## <center><font color='Red'>Data Analysis On Electric Vehicles</font></center>

# Table of Contents :
- 1. Introduction
- 2. Data Exploration
    - Missing Value Detection    
    - Important Observations
- 4. TASK A (Exploratory Data Analysis (EDA))
    - Univariate Analysis on Each and Every column or feature
    - Bivariate Analysis    
- 5. Task B (Choropleth)
- 6. Task C (bar_chart_race)


### Introduction
#### Electronic vehicles (EVs) are a type of automobile that use one or more electric motors powered by rechargeable batteries as their primary source of propulsion. They are an eco-friendly and sustainable alternative to traditional internal combustion engine (ICE) vehicles, which rely on fossil fuels for power. EVs have gained significant popularity in recent years due to their potential to reduce greenhouse gas emissions, improve air quality, and decrease dependence on fossil fuels.

### Loading the data

In [None]:
import pandas as pd
import plotly.express as px


## Data Exploration

In [None]:
## Load The Data
df_cars = pd.read_csv(r"/content/drive/MyDrive/dataset.csv")
df_cars.head()

In [None]:
### Checking for the column name and data types
df_cars.info()

## Detected Missing Values in "Model", "Legislative District", "Vehicle Location", "Electric Utility" features.

In [None]:
df_cars.dropna(axis=0, inplace=True)
df_cars.info()


### Model Feature Missing value treatment

In [None]:
mode_value = df_cars['Model'].mode()[0]  # Compute the mode of the 'Model' column

# Replace missing values in the 'Model' column with the mode_value
df_cars['Model'].fillna(mode_value, inplace=True)

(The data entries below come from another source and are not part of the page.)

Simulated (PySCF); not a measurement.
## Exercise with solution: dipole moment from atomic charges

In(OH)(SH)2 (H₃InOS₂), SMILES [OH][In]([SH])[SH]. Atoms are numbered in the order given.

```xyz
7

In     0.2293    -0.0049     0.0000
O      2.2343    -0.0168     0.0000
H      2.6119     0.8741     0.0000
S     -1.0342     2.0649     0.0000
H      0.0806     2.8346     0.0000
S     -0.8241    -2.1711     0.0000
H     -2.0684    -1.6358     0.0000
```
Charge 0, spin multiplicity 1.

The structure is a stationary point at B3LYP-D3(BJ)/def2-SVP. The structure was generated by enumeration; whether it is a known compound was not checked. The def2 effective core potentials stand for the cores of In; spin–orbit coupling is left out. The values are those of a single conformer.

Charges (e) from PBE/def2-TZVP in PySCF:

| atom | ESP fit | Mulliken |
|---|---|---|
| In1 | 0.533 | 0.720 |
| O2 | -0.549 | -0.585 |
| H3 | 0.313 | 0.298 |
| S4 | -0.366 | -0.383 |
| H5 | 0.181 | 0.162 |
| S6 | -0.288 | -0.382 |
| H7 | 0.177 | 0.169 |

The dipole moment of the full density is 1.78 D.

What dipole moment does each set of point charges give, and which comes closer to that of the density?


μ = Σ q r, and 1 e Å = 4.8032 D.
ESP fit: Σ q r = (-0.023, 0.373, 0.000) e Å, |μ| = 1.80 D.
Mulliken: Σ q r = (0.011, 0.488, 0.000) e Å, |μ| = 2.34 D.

# Display DataFrame information after filling missing values
df_cars.info()

### Legislative District Missing values treatment

In [None]:
mean_value = df_cars["Legislative District"].mean()

# Replace missing values in the 'Legislative District' column with the mean_value
df_cars["Legislative District"].fillna(mean_value, inplace=True)

# Display DataFrame information after filling missing values
df_cars.info()

### Vehicle Location Missing Values treament

In [None]:

# Extract latitude and longitude from the "Vehicle Location" column using regular expressions
df_cars['Longitude'] = df_cars['Vehicle Location'].str.extract(r'POINT \(([-\d.]+) ([-\d.]+)\)')[0]
df_cars['Latitude'] = df_cars['Vehicle Location'].str.extract(r'POINT \(([-\d.]+) ([-\d.]+)\)')[1]
# Convert the latitude and longitude columns to numeric (float) data type
df_cars['Longitude'] = pd.to_numeric(df_cars['Longitude'])
df_cars['Latitude'] = pd.to_numeric(df_cars['Latitude'])

df_cars.info()

In [None]:
df_cars['Electric Utility'].unique()

In [None]:
df_cars.drop('Electric Utility', axis=1, inplace=True)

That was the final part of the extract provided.